Extra General Meeting 2021

The shareholders of NCAB Group AB (publ), reg. no. 556733-0161, (“Company”), are hereby convened to the extraordinary general meeting on Wednesday, 15 December 2021.

The board of directors has decided that the extraordinary general meeting shall be held without physical presence of shareholders, representatives and external participants, and that voting may only be done by post prior to the extraordinary general meeting.

Information about the decisions by the extraordinary general meeting will be disclosed on Wednesday, 15 December 2021, as soon as the outcome of the postal voting has been compiled.

The right to participate at the extraordinary general meeting etc.
Shareholders who wish to participate at the extraordinary general meeting shall

  1. be registered in the share register kept by Euroclear Sweden AB on the record day, which is Tuesday, 7 December 2021, as well as
  2. give notice of their attendance by submitting a postal vote in accordance with the instructions set out under the heading “Postal voting” below in such manner that the postal vote has been received by the Company on Tuesday, 14 December 2021, at the latest.

Please note that notification to the extraordinary general meeting can only be made through postal voting.

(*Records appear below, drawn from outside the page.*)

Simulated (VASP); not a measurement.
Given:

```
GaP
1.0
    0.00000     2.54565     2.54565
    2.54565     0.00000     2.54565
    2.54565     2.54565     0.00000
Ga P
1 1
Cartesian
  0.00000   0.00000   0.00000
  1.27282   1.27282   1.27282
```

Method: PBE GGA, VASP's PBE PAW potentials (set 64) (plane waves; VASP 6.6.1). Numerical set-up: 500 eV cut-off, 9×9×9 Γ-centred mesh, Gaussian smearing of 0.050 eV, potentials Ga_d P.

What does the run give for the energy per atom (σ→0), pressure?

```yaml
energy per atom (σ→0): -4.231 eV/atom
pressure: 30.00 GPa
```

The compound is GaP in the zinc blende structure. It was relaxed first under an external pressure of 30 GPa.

To be entitled to participate in the extraordinary general meeting, shareholders with nominee-registered shares through a bank or other nominee must register their shares in their own name with Euroclear Sweden AB (so-called voting rights registration). Shareholders requesting such registration should notify their nominee well in advance of Tuesday, 7 December 2021. Voting rights registration that has been requested by the shareholder at such time that the registration has been completed by the nominee no later than on Thursday, 9 December 2021 will be taken into account in the preparation of the share register.

Postal voting
Shareholders may exercise their voting rights at the extraordinary general meeting by voting in advance, so called postal voting in accordance with the Act (2020:198) on temporary exceptions to facilitate the execution of general meetings in companies and other associations. A special form should be used for the postal voting. The postal voting form is available on the Company’s website www.ncabgroup.com.

A completed and signed postal voting form can be submitted by post to NCAB Group AB (publ), “EGM”, Mariehällsvägen 37 A, SE-168 65 Bromma, Sweden or by e-mail to agm@ncabgroup.com. A completed form must be received by the Company on Tuesday, 14 December 2021, at the latest.

The shareholder may not provide any other instructions than marking the response alternatives in the postal voting form. If the shareholder has included special instructions or conditions, or supplemented or amended the pre-printed text, the postal vote will be invalid. Further instructions and terms are set out in the postal voting form and on www.ncabgroup.com.

In the postal voting form, the shareholders may request that a resolution on one or several of the matters on the proposed agenda below should be deferred to a so-called continued general meeting, which cannot be conducted solely by way of advance voting. Such continued general meeting shall take place if the extraordinary general meeting so resolves, or if shareholders with at least one tenth of all shares in the Company so request.

Proxies
If a shareholder submits its postal vote by proxy, a written and dated power of attorney signed by the shareholder must be attached to the postal voting form. Power of attorney forms are available on the Company’s website at http://www.ncabgroup.com/. If the shareholder is a legal entity, a registration certificate or another authorization document must be attached to the form.

PROPOSED AGENDA

  1. Appointment of chairman for the meeting.
  2. Preparation and approval of the voting register.
  3. Approval of the agenda.
  4. Election of one or two persons to attest the minutes.
  5. Examination of whether the meeting has been duly convened.
  6. Resolution on extra dividend.
  7. Resolution on share split and adoption of new articles of association.